Thursday, June 13, 2013

What the Revenue Machine Is Dependent Upon

Peter Drucker, the business sage, once commented that relationships drive revenue.  Like much of what Drucker says, this deceptively simple statement is packed with dynamite.

We operate in a numbers-oriented business culture.  Nearly everything that determines value in a business, we are told, relates to something explicitly measureable on the balance sheet or P&L statement.  The quintessential business measure, of course, is operating earnings, which, in turn, is most directly driven by revenue.

We forget, however, that revenue is largely a proxy, a number that ultimately reflects other, often non-quantifiable, values in the business.  Foremost among these is the strength of the company’s relationships — specifically, relationships with customers, employees, distributors and other corporate audiences.  As Drucker understood, business is ultimately about people.  If a company’s business relationships are stellar, weak revenues will almost always be short-lived.  If relationships are dysfunctional, strong revenues can rarely be sustained.

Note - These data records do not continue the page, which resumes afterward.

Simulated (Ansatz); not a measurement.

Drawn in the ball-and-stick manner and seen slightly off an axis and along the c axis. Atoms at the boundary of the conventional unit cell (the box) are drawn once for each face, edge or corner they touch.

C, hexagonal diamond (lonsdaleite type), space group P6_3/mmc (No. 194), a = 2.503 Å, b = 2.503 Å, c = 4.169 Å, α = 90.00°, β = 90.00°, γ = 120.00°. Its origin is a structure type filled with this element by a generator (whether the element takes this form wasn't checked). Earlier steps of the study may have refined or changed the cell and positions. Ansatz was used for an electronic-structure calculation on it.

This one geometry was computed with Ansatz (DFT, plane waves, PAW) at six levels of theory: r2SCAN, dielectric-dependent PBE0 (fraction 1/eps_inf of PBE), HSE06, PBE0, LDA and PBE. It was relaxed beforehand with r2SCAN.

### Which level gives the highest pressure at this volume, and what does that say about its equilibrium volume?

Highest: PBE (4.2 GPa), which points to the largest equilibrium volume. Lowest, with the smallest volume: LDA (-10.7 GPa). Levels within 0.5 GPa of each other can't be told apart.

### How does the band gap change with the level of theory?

Maintaining good relationships in business has never been an easy task.  But today it is both more challenging and more important than ever.  Most companies operate in a marketplace that has become both global and hyper-competitive.  In this kind of environment, loyalty has gone the way of the three-martini lunch.  At the same time, the internet has dramatically increased the number of eyes on a company, and it has given once powerless “citizen experts” the ability to dramatically affect reputation.  These are just two of the many new relationship realities facing business.

Today’s business operating climate is indeed a reputation economy.  It is an environment where reputation has become an asset as vital as plant, property or equipment.  Therefore, one of the major management challenges facing executive leadership is vigilance about the company’s reputation, assessing the many ways in which its credibility could be damaged and its trustworthiness enhanced with all of its most important constituents.

Building, strengthening and protecting relationships is the centerpiece of corporate growth…as fundamental as the quality of the service or product provided.  At the very root of reputation and the relationships that build it, is corporate organizational behavior, which resonates today throughout the internet’s echo chamber every minute of the day.  Each and every one of us needs to be conscious of that every minute of every day.